40-year note... - Posted by Matthew Chan

Posted by David Alexander on April 27, 2000 at 24:13:40:

Because people are conditioned to be able to pay off their house in 30 years and want the dream of owning there own home sooner not later. Not to mention your present value would go out the window. Why not just L/O the house out for a while and then sale.

I have seen some government loans at 40 years. And some government loans that were subsidized where if the people ever sell they pay recapture and might as have sold their soul and can never get out.

David Alexander

40-year note… - Posted by Matthew Chan

Posted by Matthew Chan on April 26, 2000 at 18:13:24:

If I create a 40-year mortgage note that has a good LTV (say 80%), would anyone buy it? Or is that just too radical?

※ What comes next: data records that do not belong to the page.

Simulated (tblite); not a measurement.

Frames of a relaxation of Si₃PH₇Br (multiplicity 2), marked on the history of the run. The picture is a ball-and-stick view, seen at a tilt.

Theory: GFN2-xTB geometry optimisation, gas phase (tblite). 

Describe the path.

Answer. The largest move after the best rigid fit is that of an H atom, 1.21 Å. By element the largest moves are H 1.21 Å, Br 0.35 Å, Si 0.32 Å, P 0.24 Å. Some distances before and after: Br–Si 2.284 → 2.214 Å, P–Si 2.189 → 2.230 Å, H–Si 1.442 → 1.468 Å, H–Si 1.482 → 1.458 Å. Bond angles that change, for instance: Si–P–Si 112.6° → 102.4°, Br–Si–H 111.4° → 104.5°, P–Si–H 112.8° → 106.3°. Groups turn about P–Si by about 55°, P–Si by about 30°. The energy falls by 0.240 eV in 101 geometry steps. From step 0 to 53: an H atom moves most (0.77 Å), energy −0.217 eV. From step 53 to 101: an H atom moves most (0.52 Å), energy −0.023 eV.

Or how about a 30-year note with using a 40-year amortization schedule?

Am I being too creative because I haven’t heard it done anywhere. Or is it simply illegal following the guidelines of more conventioanl loans?

Any issues here I need to worry about besides the fact that principal paydown is near zero? :slight_smile:

Do a 300 year note with a 100 year balloon. - Posted by John Behle

Posted by John Behle on April 26, 2000 at 18:48:24:

Yes, you can create a 40 year note, but it won’t do a whole lot for reducing the payments or providing much advantage. It will reduce some of the interest of some buyers.

Ok, I will! - Posted by Matthew Chan

Posted by Matthew Chan on April 26, 2000 at 19:02:53:

Yes, it isn’t significant from a dollar standpoint. But depending on where the payment amount falls there might be a psychological difference between a $1276 payment vs. at $1316 payment which I was calculating.

BTW, why would it reduce the interest of some buyers? Risk is greater for being longer term?